Across my years being part of, and leading, B2B marketing and sales teams across Asia Pacific and Japan for companies like Rimini Street, AWS, Sophos, and MuleSoft, one truth has consistently emerged: if you want to contribute meaningfully to organisational growth, you need two things: data and sales.

Not in silos. Not in opposition. But as partners.

At AWS, I truly doubled down on data-driven decision making. It wasn't just about dashboards and KPIs. It was about using data as a bridge between strategy and execution, between marketing and sales and between what's happening and what needs to happen.

Let's be honest, growth targets don't care about gut feelings. They demand focus, clarity, and precision. That's why I always start by working backwards from our goals. What's the revenue target? What's marketing's role in achieving that number? From there, you can model what's required, like pipeline coverage, conversion rates and velocity, and actually build a plan grounded in reality. When we can explain the "why" behind our marketing plays with hard numbers, stakeholders listen. More importantly, they align.

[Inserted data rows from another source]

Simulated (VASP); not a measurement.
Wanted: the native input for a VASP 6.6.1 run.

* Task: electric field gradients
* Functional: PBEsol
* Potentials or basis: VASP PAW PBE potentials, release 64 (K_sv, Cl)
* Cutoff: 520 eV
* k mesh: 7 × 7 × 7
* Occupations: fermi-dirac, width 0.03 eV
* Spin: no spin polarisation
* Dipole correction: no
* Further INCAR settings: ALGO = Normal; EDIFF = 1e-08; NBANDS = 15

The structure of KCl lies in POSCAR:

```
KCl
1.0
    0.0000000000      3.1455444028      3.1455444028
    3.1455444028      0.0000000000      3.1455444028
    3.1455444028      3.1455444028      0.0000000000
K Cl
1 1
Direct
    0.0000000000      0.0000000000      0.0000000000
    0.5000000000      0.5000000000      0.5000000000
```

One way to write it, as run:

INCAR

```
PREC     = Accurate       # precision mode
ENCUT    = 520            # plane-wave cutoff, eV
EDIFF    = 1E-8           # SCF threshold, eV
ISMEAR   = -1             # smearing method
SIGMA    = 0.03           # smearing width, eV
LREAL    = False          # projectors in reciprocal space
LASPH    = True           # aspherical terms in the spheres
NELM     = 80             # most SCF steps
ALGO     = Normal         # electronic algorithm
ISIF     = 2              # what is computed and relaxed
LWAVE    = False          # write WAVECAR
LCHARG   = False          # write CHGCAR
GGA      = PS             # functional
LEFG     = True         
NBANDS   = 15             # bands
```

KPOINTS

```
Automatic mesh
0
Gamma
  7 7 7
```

 But data alone isn't enough.

The how matters just as much. In every organisation, success hinges on building positive, productive relationships, especially with sales. I've seen firsthand that if you don't have sales on side, you won't succeed.

That means listening, really listening, to understand their world. Are they struggling with early-stage pipeline generation? Are deals stalling mid-funnel? Is pricing or procurement slowing things down? Data helps us reframe these challenges as shared problems we can solve together. It gives marketing the credibility to empathise and the insight to act.

Some of my most valuable stakeholder conversations didn't start with campaigns or content, but with a simple question backed by data: "Where are you stuck?" Those conversations built trust, because they weren't about pushing marketing's agenda, they were about partnering to achieve a shared goal.

 Once aligned, the final piece is clarity. Growth depends on velocity, and velocity depends on sharp, concise communication. Whether it's a stakeholder update, campaign pitch, or quarterly plan, your message needs to land fast and stick. I've learned that if you can't explain the value in a few sentences, you're not ready to take it forward.

Across every company I've worked with, from global enterprise support specialists and cloud leaders to fast-moving cybersecurity players, the formula for impact has been the same: data to guide us, sales to ground us, and trust to carry us.

That's how you turn marketing from a function into a force for growth.